Mostly to avoid boring the living daylights out of anyone who isn't interested in swimming. While I have other blogs, most of them range all over the place with my various interests and obsessions. This blog is going to be about swimming.
My swimming resume is less than impressive. I was on a swim team as a child. I quit because I disliked the current coach. To my grade school mind he was mean. Certainly he was harsher than any coach I'd had up until then. So, I bolted.
I didn't really swim very seriously again for many years. That didn't mean that I didn't pretty much live in the water most summers. All my life, recreation has mean being in rivers and on beaches.
When I was about thirty, I moved quite far north and much further inland than I was used to and lived in a situation where beaches and water recreation was much more rare.
I got back into swimming as exercise when I realized I needed something to do that would be easy on my joints. I worked for a college that had a swim team, and you could get a membership to the pool. Since there was a deal with the insurance plan that if you worked out a certain number of times a week over a three month period, you would get a reimbursement to the membership, it seemed like the perfect plan.
I didn't realize until that time how important being in water was to my well-being. Swimming got me through tough emotional times, and enhanced the joy of the good ones. Being in the water regularly was not only strengthening my body, but soothing my mind. While I've never been one for sitting in lotus meditating, yes, like many people who swim, swimming is when I order my thoughts, recenter my emotions and let my mind run free. I get writing ideas and work on refining them in the water. I come up with ideas of sweaters I want to knit, or solutions to professional problems while swimming. For all that it's a physical activity, it's my time to think.
For nearly eight years off and on, though, swimming was a workout I loved, and not really a serious athletic endeavor. Whether or not I swam was more driven by whether or not I was presently being careful to get in my workouts for health purposes.
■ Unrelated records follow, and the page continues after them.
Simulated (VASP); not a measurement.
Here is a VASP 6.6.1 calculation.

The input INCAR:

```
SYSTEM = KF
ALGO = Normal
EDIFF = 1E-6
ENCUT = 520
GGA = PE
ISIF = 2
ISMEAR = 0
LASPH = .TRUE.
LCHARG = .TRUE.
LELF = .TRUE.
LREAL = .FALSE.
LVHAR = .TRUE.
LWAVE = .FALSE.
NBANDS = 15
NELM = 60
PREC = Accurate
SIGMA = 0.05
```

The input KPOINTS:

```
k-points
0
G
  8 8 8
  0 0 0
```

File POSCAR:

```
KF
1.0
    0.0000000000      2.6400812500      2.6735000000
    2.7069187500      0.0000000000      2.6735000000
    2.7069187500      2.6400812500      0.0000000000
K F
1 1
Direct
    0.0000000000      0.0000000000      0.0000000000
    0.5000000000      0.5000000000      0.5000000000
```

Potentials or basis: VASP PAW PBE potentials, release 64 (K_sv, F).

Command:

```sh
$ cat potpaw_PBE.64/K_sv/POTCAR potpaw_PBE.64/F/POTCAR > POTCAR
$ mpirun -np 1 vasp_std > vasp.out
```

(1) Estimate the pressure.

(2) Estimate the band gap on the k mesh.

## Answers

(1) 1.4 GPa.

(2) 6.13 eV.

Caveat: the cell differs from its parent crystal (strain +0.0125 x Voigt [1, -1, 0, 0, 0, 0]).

That changed last summer. I was physically out of shape and a little ill from a seriously draining professional project and I needed to get back to exercising. Wanting something pleasant, I did get back into the pool. As I was working up to longer distances, I joked to my husband that I was thinking it would be fun to swim from Alcatraz Island to shore. People do it all the time, after all.
My husband, who really wants to get out to San Francisco, said, "Yes, do it! Next summer?"
Well, our travel money for 2015 had already been committed to other trips, so I suggested 2016. He agreed.
And I realized that maybe I ought to do a little research to see what sort of training was really necessary for the swim. While I knew that I could swim the distance (it's only about a mile and a half), I figured that chances are good that the distance had little to do with the challenge of it.
Which is true, of course. It's about currents and water temperature---- oh, wetsuit.
I'm 5'2" and quite heavy. I'd have to get a custom wetsuit if I really wanted one that fit me. AND that would cost a gut-wrenching amount of money.
Well, as it happens, I found a community of completely insane people who do these sort of swims just in bathing suits. There are well-documented methods to condition oneself to cold water tolerance. Yes, I could earn the money for a wetsuit in the time it's going to take me to train, but something about the purity of "Channel Rules" appeals to me.
To keep myself from being lazy because that Alcatraz swim was two years away, I signed up for another swim -- the 2015 Boston Sharkfest. That's only about 1500 meters across the mouth of the Charles, but still... I have to train to keep from embarrassing myself.
In researching, I read Lynne Cox' Open Water Swimming Manual, then Swimming to Antarctica, then went on to read the blogs of some open water swimmers. This lead me to wonder if maybe marathon swimming really is the sport for me, and signed on to a marathon swimming discussion board. It was there I learned about some local open water and marathon swims in large lakes near our area. So, in a fit of insanity, I signed up for one of the two mile swims. This focused me even more and is keeping me on track and in the pool.
If the wisdom is that one can swim in a day what one swims in a week, I'm... well, I'm overtraining by a factor of three. But I doubt anyone has ever been sorry to have overprepared for a swim.
Oh, the name of the blog?
My name is Noël. And I'm a slow swimmer.